Published 12:00 am Friday, March 1, 2013
As a teenager, I remember Mom talking about the chorus teacher at Salisbury High School, Rose Julian. Any time she saw Rose’s name in the newspaper for a chorus performance or a choral competition, Mom would mention she knew her.
Soon after Mom and Dad married, they moved next door to Rose’s parents, Herbert and Esther Rich in Albemarle. Rose was only 11 years old at the time. Although one year later Mom and Dad moved to Salisbury, lasting friendships had already been made.
Like other families in that day, Herbert and Esther sometimes struggled financially, but thought it important their daughter take piano lessons. Even though Rose took piano lessons until high school, her true gift was her voice. Recognizing Rose’s potential, her chorus teacher, Paul Fry, began giving her lessons.
When Rose was growing up, other people also noticed her gift. By the time she was 13 she had sung in every church in Albemarle, with her first solo a song learned in Sunday School at the age of 2. Telling the Sunday School superintendent one Sunday she wanted to sing, he let her perform for church. Not missing a beat, Rose sang, “Climb Climb Up Sunshine Mountain.” That was the beginning of a lifelong love for performance and the spotlight.
Graduating with a Music Education Degree from East Carolina University, Rose soon married and began traveling with her husband as a military wife. Having three children in three different states, Rose said after the last child was born, orders came to go to Germany.
Loving Germany, Rose described it as, “My most favorite place in the world.” When asked what she loved about it, she said, “I loved everything: the beautiful countryside, the people, the culture and the music … especially the music.”
While in Germany, Rose taught music at a dependent school for children of American servicemen and women. One of her favorite memories of that school was a field trip the 1,600 students took to see the opera, Hansel and Gretel. Looking at Rose with great surprise, I said, “You’re kidding?” Laughing, she said, “No, I’m not kidding. I don’t know how many buses it took, but every student went to see the opera.”
Rose is especially proud she had the opportunity in Germany to judge the Air Force Chapel Choir Contests for all of Europe, receiving a Superior Performance Certificate from the Department of the Air Force. During her time there, she also did concert work, even starting a professional career with Herr Otto Brawn as her coach and accompanist. This ended when her husband left the military and the family moved back to the states and Salisbury.
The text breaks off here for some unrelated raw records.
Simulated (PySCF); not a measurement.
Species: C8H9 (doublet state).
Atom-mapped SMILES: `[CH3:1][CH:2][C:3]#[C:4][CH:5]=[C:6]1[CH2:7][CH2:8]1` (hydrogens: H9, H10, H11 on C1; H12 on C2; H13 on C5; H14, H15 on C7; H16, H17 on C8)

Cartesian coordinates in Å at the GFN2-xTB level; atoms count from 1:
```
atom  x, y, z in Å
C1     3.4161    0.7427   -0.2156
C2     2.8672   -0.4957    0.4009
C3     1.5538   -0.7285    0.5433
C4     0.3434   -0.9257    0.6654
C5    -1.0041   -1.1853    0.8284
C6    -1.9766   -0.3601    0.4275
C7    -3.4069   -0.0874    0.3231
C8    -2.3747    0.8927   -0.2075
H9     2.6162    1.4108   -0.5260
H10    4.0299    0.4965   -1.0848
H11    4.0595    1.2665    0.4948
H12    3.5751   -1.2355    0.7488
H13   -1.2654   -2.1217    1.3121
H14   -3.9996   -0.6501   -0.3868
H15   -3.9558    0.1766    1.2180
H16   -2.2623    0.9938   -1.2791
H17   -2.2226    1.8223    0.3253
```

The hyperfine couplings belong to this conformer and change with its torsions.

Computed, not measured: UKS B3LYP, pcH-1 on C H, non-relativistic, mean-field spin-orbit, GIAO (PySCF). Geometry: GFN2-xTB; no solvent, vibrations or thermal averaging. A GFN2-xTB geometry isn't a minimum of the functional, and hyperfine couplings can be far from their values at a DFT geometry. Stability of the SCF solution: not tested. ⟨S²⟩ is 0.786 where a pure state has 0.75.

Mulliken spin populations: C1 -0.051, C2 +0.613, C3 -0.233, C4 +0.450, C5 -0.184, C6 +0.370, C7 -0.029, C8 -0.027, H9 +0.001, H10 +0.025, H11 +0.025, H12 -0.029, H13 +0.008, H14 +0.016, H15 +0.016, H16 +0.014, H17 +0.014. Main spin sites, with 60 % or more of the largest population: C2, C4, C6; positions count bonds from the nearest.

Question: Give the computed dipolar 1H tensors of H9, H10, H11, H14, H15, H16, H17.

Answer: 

One month after the move, Rose flew back to Germany to perform for a live television show. Having won an audition to sing for a show hosted by Joe Ames, of the Ames Brothers’ fame, she sang “One Kiss from New Moon,” accompanied by the US Air Force-Europe Band.
Not long after that performance, Rose became the chorus teacher at Salisbury High School. Seven short years later, however, she found it necessary to resign. A single mother by then, Rose took a position with an insurance company hoping to make more money. It took nine years before she returned to her first love of teaching music.
I was teaching kindergarten at Woodleaf Elementary School about the same time Rose resigned from Salisbury High. When I left the classroom to teach music in 1987, little did I know this career change would eventually lead to meeting her.
The introduction happened when Elementary Education Specialist Dr. Martha West introduced Rose at a music teacher’s meeting. What a surprise! I couldn’t believe I was actually meeting the Rose Julian my mom had talked about for so many years. Even more of a surprise was that we were going to be colleagues.
Rose and I soon became friends and that’s when she began sharing stories about my mom and dad. The one thing that was obvious was how much she loved them. She said she couldn’t help but love them because they cared about her.
Explaining to my mom I was writing about Rose, I asked if she remembered anything that happened when living next door. Thinking for a minute, she said, “Yes, I remember one day when Rose came to our door with her hair wrapped up in a towel. I didn’t know what was wrong at first, but soon realized she had cut her hair and was hiding because she was in trouble. It didn’t take long until her mom called, telling her to come home.”
Herbert and Esther may have been strict according to today’s standards, but there was a lot of love and support in that home, evidenced by Rose having the courage to follow her dreams and passion. Although she retired from teaching 11 years ago, she stays active through playing the piano for the early service at First Baptist Church in Salisbury and singing with the Concert Choir.
The grand piano sitting in the middle of her living room today, symbolically makes the statement that, “Music has and always will be a central part of her home.” I’m sure Rose never dreamed when she took the stage at the age of two that music would take her around the world, enriching not only the lives of others, but hers as well. In the words of an old song, “Who could ask for anything more?”